What do you want, and why do you want it? An update on Request a Copy

 As part of Open Access Week 2018, the Office of Scholarly Communication is publishing a series of blog posts on open access and open research. In this post Dr Mélodie Garnier provides some new insights into our Request a Copy service.

4,416. This is the number of requests for copies of material in our repository we’ve received over the past 12 months. Daunting, isn’t it? And definitely on the rise, with a 33% increase from the previous year. Two years and a half after its implementation in June 2016, our Request a Copy service is now more popular than ever. Our institutional repository Apollo hosts thousands of freely available research outputs, but also many that are under embargo.  People from all over the world and from all walks of life are keen to access them. But what exactly do requesters want? And why do they want it?

What do people want?

Our repository hosts a whole range of research outputs, but theses and journal articles are by far the most popular. Interestingly, the relative proportion of requested theses vs requested articles has shifted this year. From October 2016 to October 2017, requests for journal articles made up 56% of the total number of requests, and requests for theses made up 39%. Since last October, requests for journal articles have accounted for 38% of the total while theses have accounted for 59%.

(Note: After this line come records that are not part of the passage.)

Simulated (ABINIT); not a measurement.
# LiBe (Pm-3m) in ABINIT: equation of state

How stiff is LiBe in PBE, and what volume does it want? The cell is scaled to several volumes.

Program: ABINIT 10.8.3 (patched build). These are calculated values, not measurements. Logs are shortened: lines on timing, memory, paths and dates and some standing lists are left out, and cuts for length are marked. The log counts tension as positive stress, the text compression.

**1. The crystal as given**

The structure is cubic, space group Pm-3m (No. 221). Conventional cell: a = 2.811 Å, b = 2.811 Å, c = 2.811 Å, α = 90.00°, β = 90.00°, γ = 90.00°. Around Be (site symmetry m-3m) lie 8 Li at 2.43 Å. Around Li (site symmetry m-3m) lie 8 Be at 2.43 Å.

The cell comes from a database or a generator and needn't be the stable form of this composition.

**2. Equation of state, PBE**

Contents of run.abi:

Looking at the raw figures, the number of requests for journal articles has actually gone up (from 1,647 to 1,689), though only slightly. But the number of thesis requests has more than doubled, going from 1,145 to 2,586. This is partly explained by the University of Cambridge’s requirement for PhD students to upload their theses from 1st October 2017, leading to 1,279 new theses uploads. On top of these, we have added around 1,300 historical British Library theses and around 200 scanned historical theses from the Digital Content Unit. So between 2,500 and 3,000 theses have been added to Apollo this year alone (more on this tomorrow for #ThesisThursday).

Most wanted

Most items requested this year were only requested once, but 28 items were requested 10 times or more. Of the 20 most requested items, four are journal articles and 16 are PhD theses. Here’s our top 5:

Aside from the gold medal winner, all the other works were published this year and have only been available in Apollo for a few months. So it is striking to see how popular some of them have become in quite a short period of time. A case in point is the zoology article, which was deposited in Apollo only last month and first published shortly afterwards.

Word of mouth

Though it is sometimes unclear why particular outputs suddenly attract a lot of requests, Altmetric Attention scores can be telling – see the one below for the zoology article I’ve just mentioned:

Another interesting example (not included in the top 5) is a PhD thesis deposited in Apollo at the end of August. From 18 in September, the Apollo record has gone up to an astounding number of 911 visits in October (and counting), with a surge of requests. What happened in between? The author publicised her thesis on a Facebook society page, pointing to the repository record link for access.

We only became aware of this as requesters explicitly referred to that page, but it’s possible that similar things happen a lot of the time. So aside from traditional media outlets, the influence of social media on number of requests received can be quite dramatic, and probably greater than we could ever capture.

Tell us about yourself

When requesting a copy of an embargoed article or thesis, people are prompted to leave a message alongside contact details. This is so they can introduce themselves and explain why they are interested in accessing the work, mainly so that authors can make informed decisions on whether to accept or reject requests. Quite often these messages have little to no useful information, but some can be informative in a number of ways.

Through them we can get a glimpse of the range of people accessing the repository – their geographical provenance, background and professional occupation. We can also get a sense of the range of interests that people have (which may appear very specialised, if not a little obscure). And crucially they tell us what people want to do with the research – whether use it as reference, apply it in their professional sphere or simply read it for pleasure.

Why do people request work?

Broadly speaking, people request work in Apollo for the following purposes: reference/citation, personal interest/leisure, replication of results for research purposes, and need to inform professional practice. But those broad categories can include several sub-categories, for example personal interest can stem from hearing about the research in the media or knowing the author.

Getting the full detailed account of why people request work from our repository would require going through messages individually, and perhaps some degree of subjective judgement. Since launching the Request a Copy service we’ve had over 8,000 requests – so even if uninformative messages were excluded, the analysis could be fairly time-consuming. But certainly worth exploring, so watch this space.

Just a snippet…

What better way to advocate for Open Access than to show concrete examples of how research can impact on individual lives? Our Open Access team sees evidence of this every day through Request a Copy messages. So until we can offer a full-blown analysis of the output, let’s conclude this blog post with a selection of favourites:

  • “Our daughter is being investigated for Beckwith Wiedemann Syndrome. We would like as much information as possible about this area”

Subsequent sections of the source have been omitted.